In this two-part article, we are going to discuss the Dow Theory and its six tenets through my perspective. I’m a trader who make a living using technical analysis for about 7 years, and I just use candlesticks and volume.
Charles Dow is considered the father of technical analysis, and he did great deeds during his lifetime, and the creation of the Dow Theory and its tenets was one of them.
As a journalist, he founded the Wall Street Journal, one of the most respected financial publications in the world.
As a market scholar, he invented the Dow Jones Industrial Average (DJIA) index. also, one of the most prominent indices used in the financial markets.
Yes, the man who lend his name to one of the most famous indices in the world, also developed the Dow Theory, a series of tenets that helps us to understand better the human behavior in the market.

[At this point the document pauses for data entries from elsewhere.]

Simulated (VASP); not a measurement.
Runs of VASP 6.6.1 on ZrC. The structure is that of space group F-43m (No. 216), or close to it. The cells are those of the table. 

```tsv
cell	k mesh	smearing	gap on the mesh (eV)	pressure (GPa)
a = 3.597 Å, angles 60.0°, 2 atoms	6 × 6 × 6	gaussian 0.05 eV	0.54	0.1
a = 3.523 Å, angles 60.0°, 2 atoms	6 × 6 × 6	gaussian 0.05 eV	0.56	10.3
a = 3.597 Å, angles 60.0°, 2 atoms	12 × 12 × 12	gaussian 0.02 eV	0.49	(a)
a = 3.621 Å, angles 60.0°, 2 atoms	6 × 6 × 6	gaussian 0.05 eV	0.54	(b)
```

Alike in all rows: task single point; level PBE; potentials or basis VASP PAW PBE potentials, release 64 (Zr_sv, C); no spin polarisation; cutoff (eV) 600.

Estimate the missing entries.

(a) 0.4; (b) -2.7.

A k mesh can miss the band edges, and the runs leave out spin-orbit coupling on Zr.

Notice that technical analysis is all about behavior and psychology, and that’s why my trading style is reactive, not predictive.
Now, let’s talk about its six tenets, one by one, and I’ll give my opinion about each one of them.
- 1 – The Market Discounts Everything:
The first tenet says that the price will incorporate every single aspect of the market. Every information, news or events concerning an asset will have an immediate effect on its price.
I respectfully disagree with this tenet, because it’s simply not true (at least not anymore on most occasions).
The market is very efficient, indeed, but there’re times when you can find “distortions” on the price, and that can’t be explained by the Efficient Market Hypothesis.
Despite the Dow Theory concerns about the behavior and psychology of the market, it doesn’t embrace the behavioral finance. And that’s because this field wasn’t invented at the time the Dow Theory was fully developed.
In my view, the behavioral finance explains better the market irrationality, because it focusses more on our biases and emotions. And this is what really affect the market – our expectations towards it.
- 2 – There Are Three Primary Kinds of Market Trends:
This tenet is very interesting, because your trading style is defined by how long you keep your positions.
Day traders keep their positions for no longer than a day, while swing traders like to surf a bigger wave, and their positions last for weeks, or months. If you are a holder, you’ll maintain your positions for years.
That’s exactly where this tenet comes into play. According to the Dow Theory, a primary trend last for at least one year. And inside a primary trend, you’ll find secondary trends, which often works against the primary trend. That’s where the swing trader (like myself) enters. We try to catch a move, preferably favoring the primary trend, but only after it does a pullback on a secondary trend.
The tertiary trend is considered just noise by the Dow Theory, but there’re day traders who can make this a living.
- 3 – Primary Trends Have Three Phases:
Ok, this one is easy. You’ll find three types of trend in a primary trend, and their names will change depending on if it’s a bull or bear market.
If it’s a bull market: 1 – Accumulation; 2 – Public participation; and 3 – Excess.
If it’s a bear market: 1 – Distribution; 2 – Public participation; and 3 – Panic.
Where most people want to be? They want to put their money during the 1st phase, but they lack the technical knowledge and courage to do so.
The Public participation also is a great opportunity. But sadly, most people will have the courage to put their money only during the 3rd phase.
If you are a day trader, you shouldn’t care much about this. But as a swing trader, I’m always working hard on identifying the first phase of a trend.
The second phase also gives a lot of opportunities to make money, yes, but the first phase is the best one (and not always the riskiest one).
So this is it my friends, this was the part 1 out of 2 of the Dow Theory’s six tenets. I hope that you enjoyed.